How Much Does Construction Rely on Immigrant Labor?
According to NAHB’s most recent American Community Survey, almost 25 percent of construction workers are foreign-born, representing an all-time high. According to NAHB, “the time-series analysis shows that the rising share of immigrants in construction cannot be explained by an unusually high number of immigrants joining the industry. Rather, a slow, delayed and reluctant post-recession return of native-born workers underlies the shift towards the higher reliance on immigrants in the construction work force.”
The study looks at the change occurring the construction labor force between 2004 and 2016. While the downturn significantly reduced the overall number of workers, the chart above clearly shows the share of immigrant workers remained steady around 22 percent. For reference, it is estimated that 1.7 million native-born workers left the construction industry during the housing downturn and 1.5 million have not returned. Currently, the survey estimates that nearly 2.5 million immigrants work in construction, almost 200,000 fewer than at the height in 2007.

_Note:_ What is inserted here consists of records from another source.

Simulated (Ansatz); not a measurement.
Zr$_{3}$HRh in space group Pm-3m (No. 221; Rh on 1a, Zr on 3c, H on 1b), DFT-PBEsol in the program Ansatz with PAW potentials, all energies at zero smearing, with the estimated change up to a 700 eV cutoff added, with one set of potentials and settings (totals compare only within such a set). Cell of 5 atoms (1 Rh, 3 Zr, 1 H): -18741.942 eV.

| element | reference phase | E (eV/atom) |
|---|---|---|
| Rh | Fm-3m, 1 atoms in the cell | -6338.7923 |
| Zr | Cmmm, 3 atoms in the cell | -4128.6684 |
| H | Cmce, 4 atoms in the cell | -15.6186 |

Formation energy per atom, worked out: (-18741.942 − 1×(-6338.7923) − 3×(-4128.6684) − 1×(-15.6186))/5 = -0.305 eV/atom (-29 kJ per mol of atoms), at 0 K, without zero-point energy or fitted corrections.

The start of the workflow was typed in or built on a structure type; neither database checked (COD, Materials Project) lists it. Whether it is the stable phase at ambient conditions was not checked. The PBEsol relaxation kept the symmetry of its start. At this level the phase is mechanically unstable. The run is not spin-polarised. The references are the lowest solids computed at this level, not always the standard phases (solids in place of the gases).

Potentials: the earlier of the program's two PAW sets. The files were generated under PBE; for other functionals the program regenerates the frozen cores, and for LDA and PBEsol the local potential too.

The flow of immigrants into the construction labor force is significantly slower than pre-recession levels, supporting the assertion that the rising percentage of immigrants in construction is not due to a sudden influx, but rather the continued absence of native-born workers.
All of this data suggests the shortage of laborers for new home construction is a systemic problem that will not be resolved in the near future. This presents a significant opportunity for component manufacturers who offer products that require less labor to accomplish the same framing solution.